The scientific firmament
Nov 23, 2011
Bishop Hill

An amusing exchange of views between Bob Ward and Phil Jones on statistics:

Dear Phil,

I was wondering whether you have seen the article by David Whitehouse in the latest edition of 'New Statesman'? [3]http://www.newstatesman.com/200712190004

It would be great if somebody could respond to the article. I would be happy to do so if somebody can supply me with the ammunition. Any thoughts?

Best wishes,

Bob

Bob Ward

Jones responds swiftly:

 From: Phil Jones
Sent: 20 December 2007 13:58
To: Bob Ward
Subject: Re: More nonsense on climate change

Bob,
Quickly re-reading this it sounds as though I'm getting at you. I'm not - just at the idiots who continue to spout this nonsense. It isn't an issue with climatologists. All understand. If I tried to publish this I would be told by my peers it was obvious and banal. I will try and hide it in a paper at some point. I could put it on the CRU web site. I'll see how I feel after the Christmas Pud.
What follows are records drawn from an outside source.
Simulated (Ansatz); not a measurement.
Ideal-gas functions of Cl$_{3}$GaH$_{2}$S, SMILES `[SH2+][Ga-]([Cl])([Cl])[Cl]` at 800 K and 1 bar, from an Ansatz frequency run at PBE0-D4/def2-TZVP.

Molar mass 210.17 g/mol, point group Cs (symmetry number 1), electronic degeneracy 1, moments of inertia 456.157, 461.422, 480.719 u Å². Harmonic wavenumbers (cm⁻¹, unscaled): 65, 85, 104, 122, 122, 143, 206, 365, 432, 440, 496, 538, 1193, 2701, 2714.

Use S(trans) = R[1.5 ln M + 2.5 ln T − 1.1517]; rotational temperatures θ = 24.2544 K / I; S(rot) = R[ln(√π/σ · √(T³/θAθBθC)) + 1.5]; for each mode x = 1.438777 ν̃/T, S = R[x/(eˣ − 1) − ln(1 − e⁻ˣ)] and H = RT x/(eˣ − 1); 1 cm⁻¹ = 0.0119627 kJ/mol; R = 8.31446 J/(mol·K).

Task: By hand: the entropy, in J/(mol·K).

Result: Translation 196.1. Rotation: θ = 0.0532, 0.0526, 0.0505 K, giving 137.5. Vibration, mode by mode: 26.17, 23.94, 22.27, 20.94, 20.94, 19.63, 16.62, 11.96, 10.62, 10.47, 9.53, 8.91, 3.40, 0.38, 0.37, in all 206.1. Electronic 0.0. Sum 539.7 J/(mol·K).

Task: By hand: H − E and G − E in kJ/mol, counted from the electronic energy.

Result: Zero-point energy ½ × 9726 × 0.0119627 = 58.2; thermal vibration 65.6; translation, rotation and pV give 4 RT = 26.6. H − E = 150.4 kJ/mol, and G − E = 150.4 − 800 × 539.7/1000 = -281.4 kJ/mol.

 I would have thought that this writer would have know better! I keep on seeing people saying this same stupid thing. I'm not adept enough (totally inept) with excel to do this now as no-one who knows how to is here.

 What you have to do is to take the numbers in column C (the years) and then those in D (the anomalies for each year), plot them and then work out the linear trend. The slope is upwards. I had someone do this in early 2006, and the trend was upwards then. It will be now. Trend won't be statistically significant, but the trend is up.

 This is a linear trend - least squares. This is how statisticians work out trends. They don't just look at the series. The simpler way is to just look at the data. The warmest year is 1998 with 0.526. All years since 2001 have been above 0.4. The only year before 2001 that was above this level was 1998. So 2cnd to 8th warmest years are 2001-2007

 The reason 1998 was the warmest year was that it resulted from the largest El Nino event of the 20th century in 1997/8. We've not had anything resembling a major El Nino event since - they have all been minor.


Using regression, it is possible to take the El Nino event into account (with a regression based on the Southern Oscillation Index). This accounts for about 0.15 deg C of 1998's warmth. Without that 1998 would have been at about 0.38.

 There is a lot of variability from year-to-year in global temperatures - even more in ones like CET. No-one should expect each year to be warmer than the previous. The 2000s will be warmer than the 1990s though. This is another way of pointing out what's wrong with their poor argument. The last comment about CET is wrong. 2007 will be among the top 10 warmest CET years - it will likely be 2cnd or 3rd.

Cheers

 Phil

Ward is impressed:

Dear Phil,

Thanks for responding so comprehensively. I have plotted the data before, and as you observe, the trend is up but the result isn't statistically significant, which I think makes it open to attack. I think the problem is that NOAA made the following statement in its report on the 2006 data:

"However, uncertainties in the global calculations due largely to gaps in data coverage make 2006 statistically indistinguishable from 2005 and several other recent warm years as shown by the error bars on the [1]global time series."


I'm not sure how to argue against this point - it appears to imply that there is no statistically significant trend in the global temperature record over the past few years.